Road Foodie

Some people drive simply to arrive.

I Become Intimate with Lake-Effect Snow

Posted By on December 24, 2008

Stella has no trouble relaxing.

Stella has no trouble relaxing.


12.22: Niagara Falls to Toledo, 320 miles. 3 states: New York, Pennsylvania, and Ohio.

Stella and I would like to lie around the 21st-floor room and take another jacuzzi, then read by the fireplace, but C is worried about road conditions on the way to Toledo, so we are up and into the icy car by 9:30am. Getting back into the USA presents a few minutes of unpleasantness, due only to the supercilious self-importance of the small-minded civil servant manning the immigration post on the US side of the Rainbow Bridge. He knows the regulation that a passport actually be current does not begin until June, but wants to force us to A. squirm, and B. leave the window open long enough to thoroughly re-chill the car. So he toys with us just a little, like a cat with an injured mouse. Clearly, this Mr Immigration Dude is cut from a different cloth than my festive buddies of yesterday.

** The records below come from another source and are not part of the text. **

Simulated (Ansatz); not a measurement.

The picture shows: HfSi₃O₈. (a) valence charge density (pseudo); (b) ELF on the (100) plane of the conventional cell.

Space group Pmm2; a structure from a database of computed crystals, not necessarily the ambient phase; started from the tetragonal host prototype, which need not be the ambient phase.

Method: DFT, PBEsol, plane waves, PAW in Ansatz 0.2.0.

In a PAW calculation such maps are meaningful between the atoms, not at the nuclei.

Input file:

C begins driving, because the road looks like arctic tundra and the wind is starting to pick up. I am left to mourn the reality of last night’s supper, the first official sustenance of this roadtrip (car-snacks—smoked almonds, an exquisite upstate NY Macoun apple, and dried cranberries—don’t count). Though I always research creative, non-chain dining options for each night’s destination, conditions on the ground in Niagara Falls were not conducive to leaving the building we’d fought so hard, yesterday, to reach. So we headed down to the 13th floor to the “Fallsview” restaurant (“floor-to-ceiling windows! Views of the multi-colored falls!”) From our table, we could feast our eyes on the next door ferris wheel, gaudily lit, and the nine or twelve hulking Indian Casino-style buildings within our viewshed. Sadly, we could not feast on anything else. Oh yes, there was a large, sneeze-guarded buffet, well-stocked with faux crab, bacon bits, and the kind of olives I used to love to stick my fingers into when I was ten years old and haven’t eaten since. Not really Roadfoodie’s, um, thing. All three of us were jacuzzied and in bed by 8:19pm.

In short order, we begin to see cars and trucks not only spun out by the side of the road and in the median, but actually in the acts of spinning out. The windshield fluid issue has now become more about survival than simple irritation, so we de-road in Lackawanna and look for a friendly gas station. In fact, co-gassing next to a nice north-country-rugged kind of guy, we mention our little problem. He takes one look under the hood and pronounces that the line was pinched, and releases it. Suddenly, we have spray! C is muttering darkly to himself, something to the effect that he should have caught this. I am busy appreciating his artistic side. No man can be all things and, given the choice, how long would I last with a Mr North-Country? Would such a guy tolerate my 1000 cookbooks, my love of traveling, (my two ex-husbands)?

In the end, I never drive today, because it is waaay too scary out there. My own supremely capable guy spends a harrowing 7 1/2 hours driving 320 miles. By the time we arrive safely at his sister Nancy’s festively-lit, cosy and lovely new home, he is very, very tired. Stella, although she did nothing but ride, also seems exhausted. She makes herself right at home.

Now we will stop for a few days, raise more than a few glasses and forks, eat and cook and laugh, open presents, sit by the fire, and toast to a new president and a new season of hope. Whew.